People attend a rally for racial justice on the one year anniversary of the police shooting of Rayshard Brooks, in Atlanta
An Oakland, California-based racial justice organization has been accused of overspending in recent years - on 'fancy meals' and some dubious events that had questionable impact on social justice.


  • COC spent funds on 'fancy meals and extravagant offices,' a former employee said
  • The organization seemed more interested in throwing 'an elaborate party,' another ex-staffer said
  • Insider previously reported that COC was suffering from internal issues and ineffective leadership

A popular racial justice non-profit organization has reportedly laid off employees and implemented budget cuts after supposedly overspending on setting up "extravagant" business offices, and some lavish events.

The Oakland, California-based non-profit Color of Change (COC) has been burning its cash through since 2020 even as revenue declined, Insider reported Wednesday. Documents viewed by the outlet and staff members it spoke to revealed how the organization spent millions on executive salaries, lavish events, and some projects that had questionable impacts on Color of Change's social justice focus.

In a Medium post on June 23, after Insider forwarded to the organization results of its reporting on the matter, COC board chairs wrote that the non-profit was cutting its budget by $23 million after an earlier cost projection of $43 million.

As part of the cost-cutting measures, the board chairs said the organization would pause some of the projects launched in the last few years and "instituting pay cuts that are steepest at the top."

"One recent media story and another upcoming have created false and damaging narratives for us to navigate," the board chairs also wrote but did not provide further details about which outlet released the story.
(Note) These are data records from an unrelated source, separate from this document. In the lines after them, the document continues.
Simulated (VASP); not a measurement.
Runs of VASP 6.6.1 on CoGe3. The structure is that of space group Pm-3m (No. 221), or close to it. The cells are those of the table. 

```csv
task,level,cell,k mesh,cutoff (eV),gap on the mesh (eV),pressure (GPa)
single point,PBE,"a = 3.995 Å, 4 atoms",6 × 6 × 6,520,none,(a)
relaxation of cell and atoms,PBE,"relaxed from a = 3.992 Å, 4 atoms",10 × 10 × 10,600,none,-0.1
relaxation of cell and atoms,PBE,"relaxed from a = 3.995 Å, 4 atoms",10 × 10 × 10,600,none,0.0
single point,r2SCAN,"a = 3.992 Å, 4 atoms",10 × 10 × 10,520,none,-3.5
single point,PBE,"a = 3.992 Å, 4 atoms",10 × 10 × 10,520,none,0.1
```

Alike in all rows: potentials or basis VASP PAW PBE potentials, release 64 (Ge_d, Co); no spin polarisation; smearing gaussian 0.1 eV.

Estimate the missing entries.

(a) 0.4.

Insider previously reported that the organization has been suffering from internal issues, ineffective leadership, and multiple layoffs, as well as job cuts on April 10 among staffers who were members of the COC union formed in 2020. The union filed a complaint with the National Labor Relations Board (NLRB), alleging that the April 10 layoffs were illegal.

In its Wednesday report, Insider revealed that 49 staffers were laid off a week after board chairs published the Medium post, citing staff and a list of eliminated roles reviewed by the outlet. The outlet added that there were two previous layoff rounds at COC this spring.

Staffers and documents, according to the report, revealed that the organization hasn't been raising enough funds to pay for its bills and it is millions behind in some payments due.

Ben O'Keefe, a media producer who worked for COC in 2019, told the outlet that spending was unrestrained during his time with the non-profit, with around $25,000 spent on each episode of a podcast that only had fewer than 300 listeners each month.

"Money was never an object, which sounds like a good thing until you start to understand that people are donating $5 a month, and it's all they have. It's being spent on fancy meals and extravagant offices and not much else," O'Keefe said.

Salaah Muhammad, an ex-regional manager who was among the staffers let go in the spring, said accounting controls were lax.

Muhammad and another person with access to COC's budget information said hundreds of thousands of dollars were spent on carnivals on Martha's Vineyard to celebrate Black History and raise awareness on book bannings. COC, however, disputed the amount Muhammad provided, saying the Martha's Vineyard event only cost $7,000 to execute.

COC spent $200,000 on a high-profile event at the Art Basel in Miami to emphasize public safety through art, but the non-profit rejected a $5,000 project in the winter of 2021 to fund a coat drive for homeless people in Minneapolis, Muhammad said.

Planning and budgeting documents reviewed by Insider showed that COC paid at least $28,697.37 for the Martha's Vineyard event.

"For an organization that says they're doing all of these things to make the world a more humane, a less hostile place for Black people, it seems as though they're more aligned with wanting to throw an elaborate party," Muhammad said.

Insider reported further that the board hiked COC president Rashad Robinson's base salary in 2019 and awarded him a $73,000 bonus. In that year, Robinson was compensated above $485,000, an amount nearly $125,000 more than the salary of the NAACP in 2019, as per COC 2019 charitable filings, Insider noted.

In 2020, COC didn't report the salaries of its executives and also didn't release its charitable filings for 2021 and 2022.

Many current and former employees told the outlet that they found Robinson to be more concerned about advancing his personal brand using the organization's resources than actually promoting COC's advocacy of racial justice.

A spokesperson for COC directed International Business Times to the organization board chairs' Medium post that the former said "proactively speaks to the issues raised" on Insider's Wednesday report.

Founded in 2005 by Van Jones and James Rucker, COC says on its website that its mission is to "help people respond effectively to injustice in the world around us." It claims to have a "national online force driven by 7 million members."

(This article has been updated to include a COC spokesperson's response to IBT's request for a comment.)